Christine Van den Hove

It is 1838. In a mountain village, deep in the south of France, close to the Spanish border, two children are born on the same day. The two girls, Colombe and Amparo, grow up together, and feel increasingly attracted to each other. But they live in a place and an era where there are as yet no words for what they feel. Expressing your feelings simply isn’t done.

Subtle tale of an impossible love****

When Colombe marries the reclusive shepherd Michel, and goes to live on a hill some way from the village, the women are driven apart. When Michel accidentally mutilates Colombe, Amparo suddenly disappears. It is only many years later, when Michel has died and the women are already in their fifties, that they see each other again. Amparo turns out to have built up a new life and career as a sculptor. She was able to do so by taking on a new identity: after leaving the village she lived as a man.

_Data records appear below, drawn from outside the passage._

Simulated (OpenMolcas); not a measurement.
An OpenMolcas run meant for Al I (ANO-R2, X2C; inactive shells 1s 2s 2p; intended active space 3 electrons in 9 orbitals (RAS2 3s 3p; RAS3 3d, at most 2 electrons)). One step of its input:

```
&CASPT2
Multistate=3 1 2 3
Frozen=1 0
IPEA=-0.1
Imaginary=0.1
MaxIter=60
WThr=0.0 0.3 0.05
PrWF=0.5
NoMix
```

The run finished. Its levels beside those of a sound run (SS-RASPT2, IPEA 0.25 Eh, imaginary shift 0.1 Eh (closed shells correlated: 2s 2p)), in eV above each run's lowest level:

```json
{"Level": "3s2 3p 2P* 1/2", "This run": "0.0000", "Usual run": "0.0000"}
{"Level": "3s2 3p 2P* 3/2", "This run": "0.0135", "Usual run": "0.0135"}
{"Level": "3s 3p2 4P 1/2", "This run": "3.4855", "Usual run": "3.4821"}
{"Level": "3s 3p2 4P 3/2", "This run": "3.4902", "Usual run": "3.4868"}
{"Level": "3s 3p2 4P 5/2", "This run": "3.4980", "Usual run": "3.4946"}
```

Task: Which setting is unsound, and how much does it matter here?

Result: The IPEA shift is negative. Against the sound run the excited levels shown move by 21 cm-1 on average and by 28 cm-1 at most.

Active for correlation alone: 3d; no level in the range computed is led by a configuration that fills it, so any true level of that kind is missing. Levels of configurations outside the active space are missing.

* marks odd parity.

Christine Van den Hove has written a tender novel that lets each of the three characters speak in turn. She beautifully captures the soberness of rural life, the daily routine and the things that are unspoken. The love triangle is developed subtly, with an eye for nuance and the complexity of the multifaceted love between the characters. Her style – restrained, sober and clear – and the important role played by the hills and the pastoral landscape bring to mind Paolo Cognetti’s ‘The Eight Mountains’.